Canadian government bond are outperforming their U.S. counterparts by the most in seven months, an advantage that's unlikely to disappear soon with the northern central bank in less of a rush to raise interest rates.

"There's way too much optimism priced into the Canadian curve," said Darcy Briggs, a Calgary-based portfolio manager at Franklin Bissett Investment Management with $5.4-billion in fixed income. "I don't expect Canadian rates to move as high or as fast as in the U.S."

Traders have boosted wagers that the U.S. Federal Reserve will increase interest rates steadily this year amid evidence U.S. inflation is creeping higher and concerns over the federal government's fiscal deficits. In Canada, expectations for monetary tightening have held steady amid signals of slower growth, including January's job slump, the biggest decline in payrolls since 2009.

Canadian five-year bonds were yielding 2.12 per cent at 9:52 a.m. in Toronto, 54 basis points less than similar maturity U.S. notes. That gap could widen to more than 80 basis points, according to Briggs.

Mark Chandler, Toronto-based head of fixed-income research at RBC Capital Markets, expects the spread to stay steady in the next few quarters before widening at the end of the year and reaching as much as 85 basis points by the end of 2019.

"The U.S. is somewhat ahead of Canada on a cyclical basis," and so, at some point, Fed expectations should further surpass those for the Bank of Canada, he said.

Hike Odds

James Dutkiewicz, Toronto-based chief investment officer at Sentry Investments Inc., is skeptical the gap can get much beyond 50 basis points, which has been about the limit for most of the past 25 years.

"We are likely close to the extreme," said Mr. Dutkiewicz, whose team manages about $14-billion. "Seventy-five basis points would be my guess for how far it can go this time."

Fed funds futures indicate a March hike by the U.S. central bank is almost certain and the prospect of three full hikes for 2018 is increasingly being priced in. That would match the median projection among policy makers, yet there's a growing number of economists who expect that they could tighten as many as four times in 2018.

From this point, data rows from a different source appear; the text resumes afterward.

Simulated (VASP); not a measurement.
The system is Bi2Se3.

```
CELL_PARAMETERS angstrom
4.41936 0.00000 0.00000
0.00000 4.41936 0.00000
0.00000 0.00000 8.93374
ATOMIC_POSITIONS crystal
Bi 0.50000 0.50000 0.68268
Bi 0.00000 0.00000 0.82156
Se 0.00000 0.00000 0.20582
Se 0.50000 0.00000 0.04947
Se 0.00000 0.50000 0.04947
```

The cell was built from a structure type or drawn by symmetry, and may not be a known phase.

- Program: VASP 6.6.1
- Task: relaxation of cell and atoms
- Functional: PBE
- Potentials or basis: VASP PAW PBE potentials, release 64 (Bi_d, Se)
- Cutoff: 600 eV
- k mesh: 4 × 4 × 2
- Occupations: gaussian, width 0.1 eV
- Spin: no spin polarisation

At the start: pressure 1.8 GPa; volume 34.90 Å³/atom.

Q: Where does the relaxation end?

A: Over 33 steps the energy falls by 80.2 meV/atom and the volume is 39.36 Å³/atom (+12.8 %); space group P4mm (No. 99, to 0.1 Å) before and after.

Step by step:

In Canada, swaps traders expect the central bank to increase rates two or three times more this year after tightening policy in January for the third time in six months. But the Bank of Canada may prefer to see the Canadian dollar weaker than near $1.25 per greenback to protect the country's competitiveness, according to Franklin Bissett's Briggs.

"There's a lot of headwinds and a lot of uncertainty," he said. "The market is saying: Well, you gotta hike rates. But the Bank of Canada is more likely to take its time, if it needs to hike rates at all."